Basic Broadcasting Ltd v HMRC  UKFTT 48(TC) is another case about the employment status of a television presenter. This time it’s Adrian Chiles.
It’s now well-established that the test of whether a relationship amounts to an employment has three elements. The first is whether there is ‘mutuality of obligation’ between the parties, and the second whether the putative employer has a sufficient degree of control over the putative employee. Where both tests are satisfied, the relationship is prima facie one of employment. And these (particularly the ‘control’ test) are usually the main areas of dispute.
But even if there is sufficient mutuality and control, there is a third question to be asked: are there other factors present which displace the prima facie case and impel the conclusion that the relationship is not after all one of employment? It’s this third test which features heavily in the Chiles case: the Tribunal was satisfied that there was, prima facie, an employment: but was it contradicted by other circumstances?
Chiles draws heavily on the Atholl House case on which we commented last year (here). That case has been appealed to the Court of Appeal, so the story on ‘other factors’ is not yet over. But it’s worth looking at the story so far.
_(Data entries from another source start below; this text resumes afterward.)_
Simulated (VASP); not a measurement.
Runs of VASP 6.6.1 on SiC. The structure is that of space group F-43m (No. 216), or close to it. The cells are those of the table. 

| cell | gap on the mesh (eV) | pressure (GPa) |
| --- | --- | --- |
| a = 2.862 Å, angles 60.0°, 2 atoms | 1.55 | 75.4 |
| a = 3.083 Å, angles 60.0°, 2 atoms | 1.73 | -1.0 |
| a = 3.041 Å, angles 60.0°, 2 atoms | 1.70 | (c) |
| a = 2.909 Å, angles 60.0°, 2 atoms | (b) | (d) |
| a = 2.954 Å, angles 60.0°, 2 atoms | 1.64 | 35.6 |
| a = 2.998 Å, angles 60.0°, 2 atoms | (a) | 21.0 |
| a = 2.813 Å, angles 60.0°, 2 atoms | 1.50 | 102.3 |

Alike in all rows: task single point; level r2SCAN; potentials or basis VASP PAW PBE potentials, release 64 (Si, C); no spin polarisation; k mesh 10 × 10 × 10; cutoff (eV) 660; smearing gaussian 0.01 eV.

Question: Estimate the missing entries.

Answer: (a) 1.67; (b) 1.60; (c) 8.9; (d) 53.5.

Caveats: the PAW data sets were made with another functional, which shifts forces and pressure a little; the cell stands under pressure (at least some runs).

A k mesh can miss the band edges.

In principle, an engagement that otherwise looks very much like an employment may not be an employment if it’s undertaken as part of a business. Rowlatt, J put it like this:
‘It seems to me that where one finds a method of earning a livelihood which does not contemplate the obtaining of a post and staying in it, but essentially contemplates a series of engagements and moving from one to the other – and in the case of an actor’s or actress’s life it certainly involves going from one to the other and not going on playing one part for the rest of his or her life, but in obtaining first one engagement and then another, and a whole series of them – then each of those engagements could not be considered an employment, but is a mere engagement in the course of exercising a profession’
That seems clear enough as a principle and was subsequently applied to the case of a vision mixer who worked for a couple of dozen different customers over the course of each year on numerous discrete engagements, most of them lasting no more than a single day. So, again, this was a business that fundamentally contemplated not ‘the obtaining of a post and staying in it’ but ‘a series of engagements and moving from one to the other’.
However, it’s arguably something of a jump to apply that same principle to cases such as Atholl House and Chiles where the income from the putative employment with a single putative employer accounted for well over half of the annual income of the individual in question and to hold (as was held in both cases) that no employment existed.
It’s also worth remembering that legislation introduced in 2018 (previously an extra-statutory concession) provides that in some circumstances, income from an employment is treated as business income. This applies if an employment is undertaken in the course of a profession (one of the few remaining instances in which tax law differentiates between ‘professions’ and ‘trades’); both the time commitment and the remuneration are ‘insubstantial’ compared with the income from the profession as a whole; and the employment is ‘related’ to the profession.
That legislation clearly doesn’t help either Mr Chiles or Kaye Adams (the taxpayer in the Atholl House case); even if presenting on television is a profession (dubious) the contested income was far from ‘insubstantial’. But it does muddy the waters somewhat.
We await the Court of Appeal’s words of wisdom with more-than-usually bated breath.